Knaves, Fools, and Quantitative Easing

When the going gets tough, the people losing the argument start whining about civility. I often find myself attacked as someone who believes that anyone with a different opinion is a fool or a knave; as I’ve tried to explain, however, that’s mainly selection bias. I don’t spend much time on areas where reasonable people can disagree, because there are so many important issues where one side really is completely unreasonable.

Relatedly, obviously someone can disagree with my side and still be a good person. On the other hand, there are a lot of bad people engaged in economic debate — and I don’t mean that they’re wrong, I mean that they argue in bad faith.

Which brings us to today’s installment of oh-yes-they’re-that-bad, courtesy of Bloomberg. You may remember the infamous open letter to Ben Bernanke warning that his efforts to boost the economy “risk currency debasement and inflation”; just in case you wondered about the political nature of the letter, among the signatories was that noted monetary expert William Kristol.

So Bloomberg had the bright idea, now that almost four years of low inflation have passed, of asking the signatories whether they would concede that they were wrong. Not a chance. Hey, they only said there was a “risk” of inflation, and the economy hasn’t done well, so it’s all good!

Just to say the obvious: if inflation had in fact risen, they would have claimed vindication. So it’s heads they win, tails they don’t lose.

And this is far from the only example of inflationistas and bond worriers bobbing and weaving, refusing to acknowledge having said what they said, being completely unwilling to admit mistakes.

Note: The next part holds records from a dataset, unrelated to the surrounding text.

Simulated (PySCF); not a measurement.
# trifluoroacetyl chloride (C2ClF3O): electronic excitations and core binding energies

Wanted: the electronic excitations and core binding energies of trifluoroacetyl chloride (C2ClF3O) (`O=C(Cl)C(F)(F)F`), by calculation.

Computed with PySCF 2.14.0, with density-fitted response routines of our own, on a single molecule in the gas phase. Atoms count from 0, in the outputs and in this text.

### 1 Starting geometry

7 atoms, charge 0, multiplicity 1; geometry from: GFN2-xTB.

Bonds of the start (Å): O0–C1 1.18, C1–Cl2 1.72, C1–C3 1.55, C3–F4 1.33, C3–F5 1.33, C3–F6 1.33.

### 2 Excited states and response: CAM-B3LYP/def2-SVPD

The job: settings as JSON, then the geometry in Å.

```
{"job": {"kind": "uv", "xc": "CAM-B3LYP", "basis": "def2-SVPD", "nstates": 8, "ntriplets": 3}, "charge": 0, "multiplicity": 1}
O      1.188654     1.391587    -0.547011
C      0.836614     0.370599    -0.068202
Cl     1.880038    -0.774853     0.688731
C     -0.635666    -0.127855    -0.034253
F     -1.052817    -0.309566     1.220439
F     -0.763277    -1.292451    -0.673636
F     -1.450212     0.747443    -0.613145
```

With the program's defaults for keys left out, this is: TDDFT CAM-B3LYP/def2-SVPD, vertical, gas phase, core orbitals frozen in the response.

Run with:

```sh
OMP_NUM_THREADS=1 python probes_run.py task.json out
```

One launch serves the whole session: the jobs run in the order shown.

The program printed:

I try hard not to behave that way. If I make a mistake — like my extreme pessimism about the short-term survival of the euro, or my warnings back in 2003 about a US debt crisis — I do try to admit it, and figure out where I was wrong (I underestimated both Europe’s political cohesion and the extent to which ECB intervention could short-circuit the financial panic; back when, I made a false analogy with countries that borrow in someone else’s currency.) No doubt there have been times when I rewrote history to make myself look better, but I try to avoid that — it’s a major intellectual and moral sin.

And boy are there a lot of sinners out there.